Advice on fitting state-space with observational error

I have a time-series with a state space description of:

\frac{dI}{dt} = J + k( (S B) - C)

J, k, S, B, C are all time varying and observed with some known measurement error.

e.g.
\hat{C} \sim N(C, \sigma_C) where \sigma_C is specified as data varying with the observations \hat{C}.

k also varies quite a lot between time steps.

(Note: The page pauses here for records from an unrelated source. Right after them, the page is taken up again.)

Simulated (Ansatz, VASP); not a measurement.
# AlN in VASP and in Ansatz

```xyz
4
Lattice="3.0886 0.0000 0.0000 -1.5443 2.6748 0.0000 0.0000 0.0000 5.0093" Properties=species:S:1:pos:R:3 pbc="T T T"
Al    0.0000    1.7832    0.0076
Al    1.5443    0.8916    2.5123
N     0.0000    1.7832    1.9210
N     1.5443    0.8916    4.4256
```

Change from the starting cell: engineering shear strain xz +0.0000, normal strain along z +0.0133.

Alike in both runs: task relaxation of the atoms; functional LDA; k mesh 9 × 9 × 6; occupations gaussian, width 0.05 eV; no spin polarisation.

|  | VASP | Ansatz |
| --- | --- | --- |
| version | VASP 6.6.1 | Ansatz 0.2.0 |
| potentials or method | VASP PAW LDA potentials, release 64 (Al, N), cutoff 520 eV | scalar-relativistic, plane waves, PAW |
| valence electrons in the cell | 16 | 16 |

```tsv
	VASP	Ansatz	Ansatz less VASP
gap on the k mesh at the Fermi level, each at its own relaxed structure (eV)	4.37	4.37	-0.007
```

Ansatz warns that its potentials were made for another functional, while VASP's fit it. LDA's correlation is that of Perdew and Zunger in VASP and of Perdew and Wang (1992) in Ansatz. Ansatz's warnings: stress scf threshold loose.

This time series is also fairly long, with many observations (~13,000).
So as expected this is very difficult for a naive implementation like:

transformed parameters {
  ...
  for(i in 2:N){
    G[i-1] = k[i-1] * ((S[i-1] * B[i-1]) - C[i-1]);
    I[i] = I[i-1] + ((G[i-1] + J[i-1]) * dt[i-1]) + process_error[N-1];
  }
}
model {
    // priors
  J ~ normal(tau, sigma);
  tau ~ normal(0, 100);
  sigma ~ lognormal(0, 0.1);
  process_error ~ normal(0, 0.1);

    // initial condition prior
  init_I ~ normal(0, I_obs_error[1]);

    // measurements
  C_obs ~ normal(C, C_obs_error);
  I_obs ~ normal(I, I_obs_error);
  ....
}

I believe I need a kalman filter + smoother (or similar) to make this something Stan can fit.
I don’t think the built-in gaussian_dlm_obs sampling statement can work here, but I may be mistaken.
I’m aware of the work of jarnold and I’m happy to give implementing the filter a go. Alternatively I know ctsem exists and may work here.

My questions are:
Is a kalman filter likely to be a good solution?
If so, do the measured variables (k, C etc) need to be treated as state variables in the filter or just I?

As an aside, am I right in thinking that when implemented in stan this is a form of the Ensemble kalman filter?

Many Thanks

Whether some form of Kalman filter is a ‘good’ solution will depend a lot on your requirements, specific implementation, and extent of non-linearity between measurements. Without knowing any more I guess there’s a decent chance it’s a ‘viable’ solution. Certainly, getting stan to efficiently sample the states in a multivariate and complex dependency as you’ve shown always seemed pretty hard to me. The math of a filter makes things computationally slower but you get much more efficient parameter sampling, with some additionl cost of whatever statistical approximations are involved in the filter.

If k and C are measured with error, and you want things to depend on ‘true’ k and C, you need to estimate the true states of k and C in some manner.

I understand the ensemble filter as propagating an ensemble of possible states at every step, rather than an expectation and covariance.